ISB-CGC Community Notebooks

Check out more notebooks at our Community Notebooks Repository!

Title:   One-Way ANOVA Test in BigQuery
Author:  Lauren Hagen
Created: 2019-08-02
Purpose: Demonstrate an ANOVA test within BigQuery
URL:     https://github.com/isb-cgc/Community-Notebooks/blob/master/Notebooks/How_to_perform_an_ANOVA_test_in_BigQuery.ipynb
Notes:   This notebook was adapted from work by David L Gibbs, September 2017 Query of the Month

Running ANOVA tests in BigQuery

In this notebook, we will cover how to do a one-way ANOVA test in BigQuery. This statistical test can be used to determine whether there is a statistically significant difference between the means of two or more independent groups. Although in this example, I’m only looking at two groups, it would not be difficult to extend this to any number of groups, assuming there is a reasonable number of samples within each group.

Consider the model yij = m + ai + eij, where yij is a continuous variable over samples j, in groups i, and ai is a constant for each group i, and eij is a gaussian error term with mean 0.
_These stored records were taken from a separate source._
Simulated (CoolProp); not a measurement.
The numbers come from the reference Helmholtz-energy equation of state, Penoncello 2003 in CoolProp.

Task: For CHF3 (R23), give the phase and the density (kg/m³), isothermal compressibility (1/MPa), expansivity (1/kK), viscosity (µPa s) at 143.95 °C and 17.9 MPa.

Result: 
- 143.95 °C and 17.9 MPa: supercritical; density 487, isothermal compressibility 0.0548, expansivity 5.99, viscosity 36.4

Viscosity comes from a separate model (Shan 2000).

Using this model, we are describing the data as being sampled from groups, with each group having a mean value equal to m + ai. The null hypothesis is that each of the group means is the same (ie that the ai terms are zero), while the alternative hypothesis is that at least one of the ai terms is not zero.

We use the F-test to compare these two hypotheses. To compute the test statistic, we compute the within-group variation and the between-group variation. Recall that sample variance is defined as the sum of squared differences between observations and the mean, divided by the number of samples (normalized).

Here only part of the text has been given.